Thursday, May 03, 2007

Oh, the anticipation

To begin with a bit of admin, the Our Scotland Election Night thread is now up, and David Farrer of Freedom and Whisky may well be hanging around online at points tonight. Even if he isn't posting, he's always well worth a read.

Bill has published his election kit. I overate this morning so as to spend the afternoon largely comatose (I needn't have bothered - I normally do anyway), and I have my own election kit. Mine is different as 1) I am teetotal and 2) I am trailer trash. Anyway, I have a bottle of Shloer (white) in the fridge. I am partial to Shloer and the only reason I don't sip on it of a Friday evening is that by drinking that and watching Ugly Betty at the same time, I would be only an operation away from womanhood. I rather enjoy being a man, so that is out. I also have a bottle of Pepsi, with all its caffeine-laden, sugary goodness to induce a state of hyperactivity that should see me through till morning. I have a bag of co-operative Sea Salt and Chardonnay Vinegar crisps (or something like that) to generate thirst (and so encourage consumption of the beverages) and a packet of Cadbury's Snaps. That's just because I haven't had chocolate today. If I'm still flagging, I shall go into the kitchen and eat the kilo of sugar that is in one of the cupboards.

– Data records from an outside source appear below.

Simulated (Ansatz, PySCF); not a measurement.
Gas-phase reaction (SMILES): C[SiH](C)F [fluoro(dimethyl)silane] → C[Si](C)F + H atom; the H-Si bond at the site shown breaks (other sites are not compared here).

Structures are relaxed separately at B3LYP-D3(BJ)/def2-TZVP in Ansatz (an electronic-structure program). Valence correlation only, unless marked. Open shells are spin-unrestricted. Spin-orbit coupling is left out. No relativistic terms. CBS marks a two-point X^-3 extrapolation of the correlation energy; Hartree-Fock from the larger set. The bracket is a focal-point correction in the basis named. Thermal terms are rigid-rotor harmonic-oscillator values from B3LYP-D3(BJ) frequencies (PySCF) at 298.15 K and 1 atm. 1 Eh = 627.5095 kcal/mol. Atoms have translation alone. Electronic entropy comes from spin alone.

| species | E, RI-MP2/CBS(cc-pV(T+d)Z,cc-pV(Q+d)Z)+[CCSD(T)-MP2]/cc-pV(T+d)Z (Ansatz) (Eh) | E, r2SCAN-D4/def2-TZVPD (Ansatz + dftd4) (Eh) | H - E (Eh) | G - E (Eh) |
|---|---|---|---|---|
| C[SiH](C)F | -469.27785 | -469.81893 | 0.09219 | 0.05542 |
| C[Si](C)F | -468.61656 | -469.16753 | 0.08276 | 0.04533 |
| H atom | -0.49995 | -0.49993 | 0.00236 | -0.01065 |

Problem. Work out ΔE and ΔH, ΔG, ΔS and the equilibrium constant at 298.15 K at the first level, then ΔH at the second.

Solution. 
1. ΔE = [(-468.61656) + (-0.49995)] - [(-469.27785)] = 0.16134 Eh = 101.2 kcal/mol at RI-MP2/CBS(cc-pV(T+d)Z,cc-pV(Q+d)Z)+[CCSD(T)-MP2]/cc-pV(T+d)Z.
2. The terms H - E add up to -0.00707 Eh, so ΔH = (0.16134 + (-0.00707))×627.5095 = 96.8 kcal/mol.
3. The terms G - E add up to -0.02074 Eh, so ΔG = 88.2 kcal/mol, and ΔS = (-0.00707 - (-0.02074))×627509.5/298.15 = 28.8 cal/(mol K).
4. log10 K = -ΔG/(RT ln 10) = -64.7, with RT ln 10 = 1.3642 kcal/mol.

Anyway, one of the big questions tonight is, 'What is the BBC's Election theme tune going to be?' I like the normal one: it conveys a sense of drama and importance, and has been in use for long enough to be a part of the election experience. Though I have a horrible feeling that it's now done on keyboards and played at an ever-higher pitch, making it shrill. Despite that, it still has the right qualities for the night: as a composition, it makes you stop what you're doing and pay attention.

In fact, there was a time when the BBC stopped using it, and opted for a piece that was better suited to some god-awful daytime programme that would doubtless be presented by Alan Titchmarsh and Nadia Sawalha. Or Eamonn Holmes and Fern Britton. But not David Dimbleby. This was during a period when no one noticed elections anyway, so no harm was done. Now that they have got interesting again, the BBC have (rightly) switched back.

The music is also superior to the opus on STV's programmes, which sounds like a section of a film where the heroine is being stalked by a murderous pervert. The addition of what sounds like heavy breathing to the composition doesn't help that image.

So the BBC, if they stick with the classic, are doing the right thing. All together now: da-dada da-dada da-daaaaaaaa (ba-ba-ba-bum) da da-daa da-daaaaa da-da-da-da-daaaaa (ba-ba-ba ba-ba-ba-bum)... and so on.